Atoms and Other Small Pieces is a short collection of fiction by author L. N. Nino, with the general theme of small details and the transition into horrible, deeply humanistic developments.
The first story, eponymous “Atoms,” compares and contrasts typical storytelling with the emotional existence of a non-sentient protagonist – a chemical compound – with the circumstances of a human tragedy; the second, “Debris,” centers on the story of a loveless mother-child relationship; the third, “Pennies,” ascribes itself an extended letter from a self-described philosopher of modern masculine virtue and creative genius who has fallen into difficult and unfair circumstances; finally, “Bubbles” is a sad, morbid poem based loosely on the author’s childhood experience of Rio de Janeiro.
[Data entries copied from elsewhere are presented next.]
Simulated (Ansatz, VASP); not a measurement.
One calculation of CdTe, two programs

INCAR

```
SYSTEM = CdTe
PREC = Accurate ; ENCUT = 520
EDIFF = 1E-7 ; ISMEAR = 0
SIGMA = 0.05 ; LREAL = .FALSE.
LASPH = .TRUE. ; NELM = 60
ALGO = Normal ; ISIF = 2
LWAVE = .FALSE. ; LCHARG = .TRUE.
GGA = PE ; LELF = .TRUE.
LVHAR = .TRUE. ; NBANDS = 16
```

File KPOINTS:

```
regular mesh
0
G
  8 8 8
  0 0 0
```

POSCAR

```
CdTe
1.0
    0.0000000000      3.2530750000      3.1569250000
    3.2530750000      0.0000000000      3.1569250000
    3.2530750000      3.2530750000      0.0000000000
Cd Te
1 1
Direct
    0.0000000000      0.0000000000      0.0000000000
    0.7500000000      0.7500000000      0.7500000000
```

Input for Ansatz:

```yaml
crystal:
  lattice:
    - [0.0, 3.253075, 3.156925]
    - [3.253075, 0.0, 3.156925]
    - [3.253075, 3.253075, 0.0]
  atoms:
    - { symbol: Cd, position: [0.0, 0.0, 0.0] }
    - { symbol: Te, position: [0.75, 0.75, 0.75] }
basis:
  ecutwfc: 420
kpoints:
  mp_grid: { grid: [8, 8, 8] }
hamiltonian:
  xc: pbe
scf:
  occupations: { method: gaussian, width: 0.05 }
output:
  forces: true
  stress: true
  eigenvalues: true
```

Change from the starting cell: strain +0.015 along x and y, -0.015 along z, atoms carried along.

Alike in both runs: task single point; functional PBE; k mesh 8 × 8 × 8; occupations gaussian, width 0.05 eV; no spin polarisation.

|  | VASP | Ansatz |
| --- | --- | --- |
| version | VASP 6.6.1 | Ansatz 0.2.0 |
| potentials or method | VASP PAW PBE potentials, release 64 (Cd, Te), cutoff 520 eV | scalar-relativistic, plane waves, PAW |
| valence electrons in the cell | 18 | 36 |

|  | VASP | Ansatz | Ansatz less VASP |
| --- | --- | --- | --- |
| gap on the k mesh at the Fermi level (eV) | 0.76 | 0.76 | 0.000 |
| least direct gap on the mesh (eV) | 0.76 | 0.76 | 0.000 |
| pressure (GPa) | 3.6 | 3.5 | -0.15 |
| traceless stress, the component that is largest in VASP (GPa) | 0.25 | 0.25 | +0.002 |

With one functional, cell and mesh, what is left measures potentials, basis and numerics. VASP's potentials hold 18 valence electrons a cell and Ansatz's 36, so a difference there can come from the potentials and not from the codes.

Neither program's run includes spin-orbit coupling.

It should be noted that it is difficult to reveal much about these stories without spoiling their interesting qualities, being that the longest is a mere 10 pages, and the shortest only 2; their total is only roughly 30 pages. The book is wholly a very brief read, and while this very short length seems unlikely to hold much value, the opposite is true; these very sharply-focused tales are honed to succinct points that deliver their intriguing ideas and emotional impacts with extremely careful, skilled writing. However, this should not be mistaken for a work on level footing with a piece of longer fiction or a larger collection of works, and the decision to collect these on their own – despite their fitting very neatly – seems unusual, and the book could easily be mistaken for something longer, if not more substantial.
Nino’s usual dark, human tragedy remains on form from previous works such as The Brain Within Its Groove and The Gray Man, sticking to his signatory elaborate writing style, ripe with a Gothic style of horror through omission and visceral detail left to be discovered between the lines. Expect to be left in the dark about how to feel until the final few lines have been processed as Nino displays a keen sense of how to keep a reader on edge without resorting to base fears.
That said, “Atoms” remains somehow the most memorable of the abridged anthology, partially due to its unique willingness here to take a step into the more graphical and emotive, while “Pennies” sticks out in contrast for remaining aloof. Both “Debris” and “Bubbles” remain impactful, but become sidelined by the far longer counterparts they surround. The collection would most likely have benefited from a greater selection to give the whole a longer-lasting, more memorable quality, although whether adding any further work for the sake of completeness would erode the tight knit remains in question.
Readers should be aware of the length of this exceptionally ‘small piece,’ but it is nonetheless very good, entertaining work that promises worth in its reading and subsequent re-reading. Nino’s astute writing once again enchants and engages, though hangs uncomfortably on difficult subjects, described in a very fine method of wording that may have some readers searching for a Thesaurus. If death and despair are subjects you’d like to avoid, this collection is certainly off your reading list, but for lovers of the Gothic and darkly comic (emphasis on the dark), Nino delivers a refreshing modern supply of the well-worn genre.